The rotary encoder is a proven and popular solution for measuring the speed, direction of motion or position of a rotating shaft. Several different types are available, the main two being the absolute encoder and the incremental encoder. How do they work? What are their differences? And how do you choose the right type for your application?
Encoder operating principles
As the name suggests, an absolute encoder directly outputs the exact position of the shaft it is measuring. Every point of rotation has a unique position value, or data word, which is encoded on a disc that rotates with the shaft. The number of unique codes on the disc determines the precision with which the position can be expressed. The encoder reads the code using an optical, capacitive or magnetic sensor as soon as it is turned on and generates a valid output. There is also no need to establish a reference or turn the shaft to let the sensor determine the position, and it can keep track of the position even if power is lost temporarily.
Figure 1: The absolute encoder’s disc presents a unique code for each position, which enables the output to be valid immediately and determines the encoder resolution. (Image source: CUI Inc.)

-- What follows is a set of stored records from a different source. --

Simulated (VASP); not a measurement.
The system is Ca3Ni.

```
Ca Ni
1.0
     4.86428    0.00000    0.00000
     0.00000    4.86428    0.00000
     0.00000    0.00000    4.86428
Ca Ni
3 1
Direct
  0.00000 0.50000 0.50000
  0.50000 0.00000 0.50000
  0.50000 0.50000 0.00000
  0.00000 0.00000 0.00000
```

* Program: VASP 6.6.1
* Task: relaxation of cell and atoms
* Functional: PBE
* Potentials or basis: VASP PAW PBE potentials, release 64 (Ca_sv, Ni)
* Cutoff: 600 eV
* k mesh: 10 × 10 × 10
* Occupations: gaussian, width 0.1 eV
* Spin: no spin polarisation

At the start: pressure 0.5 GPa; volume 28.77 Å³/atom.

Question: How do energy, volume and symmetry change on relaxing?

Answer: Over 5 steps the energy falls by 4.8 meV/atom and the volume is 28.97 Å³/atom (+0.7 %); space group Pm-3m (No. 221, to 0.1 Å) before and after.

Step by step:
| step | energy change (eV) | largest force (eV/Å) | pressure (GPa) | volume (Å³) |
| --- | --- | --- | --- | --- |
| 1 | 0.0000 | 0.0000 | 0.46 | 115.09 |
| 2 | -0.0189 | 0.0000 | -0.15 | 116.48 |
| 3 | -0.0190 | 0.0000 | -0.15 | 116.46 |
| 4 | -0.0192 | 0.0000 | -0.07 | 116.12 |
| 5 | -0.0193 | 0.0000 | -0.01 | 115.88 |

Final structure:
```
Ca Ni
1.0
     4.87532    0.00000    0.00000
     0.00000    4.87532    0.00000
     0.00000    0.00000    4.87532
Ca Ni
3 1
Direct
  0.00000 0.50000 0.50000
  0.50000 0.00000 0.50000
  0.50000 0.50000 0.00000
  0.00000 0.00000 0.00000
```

The encoder’s resolution is expressed in terms of bits that correspond to the number of unique data words over one revolution. Absolute encoders are available as single-turn or multi-turn types, with single-turn versions providing position data over one full revolution of 360°, which repeats for every revolution of the shaft. The multi-turn type has a turns counter that enables the encoder to output not only the shaft position but also the number of revolutions.
Consider incremental encoders: these operate by generating pulses as the shaft rotates. The output is usually two square waves that are 90° out of phase and additional circuitry is needed to track or count these pulses.
Figure 2: An incremental encoder generates pulse waveforms 90° out of phase. (Image source: CUI Inc.)
The resolution of an incremental encoder is expressed as the number of pulses per revolution (PPR), which is equivalent to the number of high pulses from either of the square-wave outputs. You can read CUI’s blog post about PPR for more information on this subject.
By examining Figure 2, you can see that there are only four distinct, and repeating, output states. For this reason, an incremental encoder must be referenced to a known fixed location to provide meaningful positioning information. This “home” location is the encoder’s index pulse. The absolute position of the shaft is then calculated by tracking the relative incremental change in rotation from the index pulse. This referencing process is necessary each time the encoder is turned on, or following temporary power loss, so the shaft must be rotated before the position can be known. This process is slower than obtaining position from an absolute encoder which requires no initial rotation.
Absolute vs. incremental: selection criteria
Absolute encoders are more complex than incremental types, and hence, typically, more expensive. Although the price difference is narrowing, an incremental encoder is usually preferred for simple monitoring of speed, direction or relative position. On the other hand, there are some situations where an absolute encoder is a better choice.
A major strength of the absolute encoder is that the position of the shaft is maintained, so that position data is available immediately without waiting for a homing or calibration sequence to be completed. This allows the system to start-up more quickly, or recover from a power failure, even if the shaft position has changed while the encoder is off.
Another reason to choose an absolute encoder is when position information is needed immediately at startup before any mechanisms are activated or moved. This could be a scenario where rotating the shaft in the wrong direction from the start position could damage the equipment or present a danger to the user.
In addition, because an absolute encoder gives the true position in real time, a digital system can poll the encoder via a central communication bus to capture the position with minimal latency. Continuously tracking position is more difficult with an incremental encoder because external circuitry is usually needed to track all the pulses using quadrature decoding, which adds overhead to the host system, especially in cases where multiple encoders must be monitored.
Figure 3: Absolute encoders generate a unique, digital “word”, equivalent to the stated resolution, for each position of the code-wheel. (Image source: CUI Inc.)
A further benefit is that using an absolute encoder helps reduce the system’s susceptibility to electrical noise. Unlike pulse-counting incremental encoders, absolute encoders allow the system to read an error-checked code from a binary output, or digitally over a serial bus, to calculate the position.
Furthermore, combining more than one absolute encoder in the same system is also easier than with incremental encoders. Typical examples include factory automation or multi-axis robots. Monitoring the outputs of multiple incremental encoders can become complicated and require significant processing power, whereas the readings from individual absolute encoders are more easily interpreted, particularly when they can be connected to a central communication bus.
Opportunities for absolute encoders
You should by now have a good understanding of the key differences between absolute and incremental encoders. Let us consider some application areas in which absolute encoders are typically used.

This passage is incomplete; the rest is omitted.